Whilst Donald Friend was staying with Russell Drysdale's family in Sydney in 1947 he read in a magazine article about the old forgotten gold-mining towns of Hill End and Sofala in western New South Wales. Prompted to discover new motifs for painting, the two artists set out to explore the landscape behind Bathurst. But it was a response to Hill End and Sofala which provided the momentous experience of their journey. Hereafter Hill End especially became a destination of succeeding generations of artists. Friend purchased a house there, a retreat for him and others for many years after.
In nearby Sofala on that first visit in 1947, both artists made sketches of the main street, and began working on their respective paintings of the same subject soon after returning to Sydney. Drysdale augmented his impression of the architecture by taking photographs. His version, which he painted that winter in his studio, was imbued with a timeless monumentality and melancholy palette which perhaps reflects a mind-set as much as optical truth. The painting was entered into that year's Wynne Prize for landscape at the Art Gallery of NSW and won the Prize in a triumphant break from the traditional pastoral canon.

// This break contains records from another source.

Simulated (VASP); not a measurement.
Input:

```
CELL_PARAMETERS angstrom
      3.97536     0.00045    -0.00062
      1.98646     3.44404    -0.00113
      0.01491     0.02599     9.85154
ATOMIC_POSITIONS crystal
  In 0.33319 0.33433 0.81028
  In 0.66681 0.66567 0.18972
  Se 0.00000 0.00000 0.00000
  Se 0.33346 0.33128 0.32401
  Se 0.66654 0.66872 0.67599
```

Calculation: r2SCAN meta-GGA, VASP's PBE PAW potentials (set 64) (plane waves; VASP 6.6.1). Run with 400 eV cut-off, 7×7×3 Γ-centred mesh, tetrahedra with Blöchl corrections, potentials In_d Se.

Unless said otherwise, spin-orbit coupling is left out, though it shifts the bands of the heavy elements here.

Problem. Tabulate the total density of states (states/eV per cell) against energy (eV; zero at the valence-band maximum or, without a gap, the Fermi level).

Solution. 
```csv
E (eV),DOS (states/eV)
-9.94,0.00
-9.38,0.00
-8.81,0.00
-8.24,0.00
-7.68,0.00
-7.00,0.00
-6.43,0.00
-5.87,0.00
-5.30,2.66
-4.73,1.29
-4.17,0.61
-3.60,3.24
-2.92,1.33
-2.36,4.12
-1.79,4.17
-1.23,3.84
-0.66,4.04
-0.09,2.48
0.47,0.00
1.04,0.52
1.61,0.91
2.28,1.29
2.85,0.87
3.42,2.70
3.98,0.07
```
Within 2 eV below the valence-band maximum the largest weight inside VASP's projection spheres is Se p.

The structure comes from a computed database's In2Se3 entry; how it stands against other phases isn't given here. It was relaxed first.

The version by Friend is far more light-hearted, and he himself admitted that Drysdale's vision by comparison occupied a far grander, more solemn status, recording in his diary at the time: '... Tas in a frenzy of painting, unusual for him, worked on the final stages of his picture of Sofala's main street which he had been painting every day since last weekend. It is very good and makes my own picture ... look pretty foolish, shallow and flimsy ...'. Five years later the Gallery purchased it, destined to become one of the modern icons of the Australian collection.